Senior BBC figures want the Corporation’s new director-general to cut entire channels as part of a drive to save £500 million over the next two years.

Insiders are urging Matt Brittin, a former Google executive who takes over next month, to resist the temptation to ‘salami slice’ BBC departments and channels to achieve the drastic cuts.

They want the BBC to scrap existing services including the BBC News Channel, Radios 1 and 2 and the youth channel BBC Three.

One leading BBC insider said: ‘If you salami slice the BBC, you will end up with c**p and a situation where everything is done badly. In the view of a lot of people inside the BBC, managers have got to cut specific services.’

The latest round of cuts are among the deepest in the Corporation’s recent history and were announced to staff on Wednesday by interim director-general Rhodri Talfan Davies.

They will result in the loss of around 2,000 jobs, roughly 10 per cent of the workforce.

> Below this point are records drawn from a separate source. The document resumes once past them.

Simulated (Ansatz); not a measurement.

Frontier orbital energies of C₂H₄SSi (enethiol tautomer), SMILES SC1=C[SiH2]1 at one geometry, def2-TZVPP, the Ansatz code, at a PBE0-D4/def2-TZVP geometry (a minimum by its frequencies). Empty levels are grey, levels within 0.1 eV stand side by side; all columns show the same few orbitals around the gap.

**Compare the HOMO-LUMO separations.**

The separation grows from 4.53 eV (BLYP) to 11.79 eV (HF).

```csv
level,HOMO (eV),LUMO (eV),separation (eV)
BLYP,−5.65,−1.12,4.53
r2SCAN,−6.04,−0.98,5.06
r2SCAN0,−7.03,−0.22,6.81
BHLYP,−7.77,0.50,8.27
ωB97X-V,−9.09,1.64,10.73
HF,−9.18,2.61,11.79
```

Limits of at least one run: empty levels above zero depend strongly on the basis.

It is all in response to a drastic and ongoing fall in the number of households paying the £180-a-year licence fee. Millions of viewers have abandoned the BBC for streaming services, with only 80 per cent of households now paying the fee.

Mr Davies said some savings would be met by cutting spending on management consultants, and by fewer BBC staff attending conferences, awards ceremonies and other events.

Matt Brittin, a former Google executive, is set to take charge at the BBC next month

Some insiders within the Corporation have urged the incoming director-general to make bold cuts in an effort to save £500million over the next two years

But some BBC insiders think the new director-general should axe entire channels they fear don’t add to its reputation.

The BBC News Channel, which is regularly beaten by GB News in the ratings, is believed to be particularly vulnerable.

The source said: ‘I think they will get rid of the news channel. It’s a complete dog’s breakfast. It doesn’t know whether it’s trying to appeal to the world or to the people of Cleethorpes.

‘In the modern era if something big happens and people want to look at pictures, it’s all online.

‘The only place anyone watches the BBC News Channel is an airport, and even then they don’t have the sound on – that is a view widely felt within the BBC.’

The insider said BBC Three was the Corporation’s most expensive channel in terms of cost per viewer and that Radios 1 and 2 were merely duplicating a service already provided by the commercial sector.

A source said: ‘The argument has always been that if you have a licence fee you have to appeal to everyone, and that is why you do Strictly and EastEnders and Radio 2. There is a more sophisticated argument that we just don’t need to do things that are done perfectly well in the commercial sector.’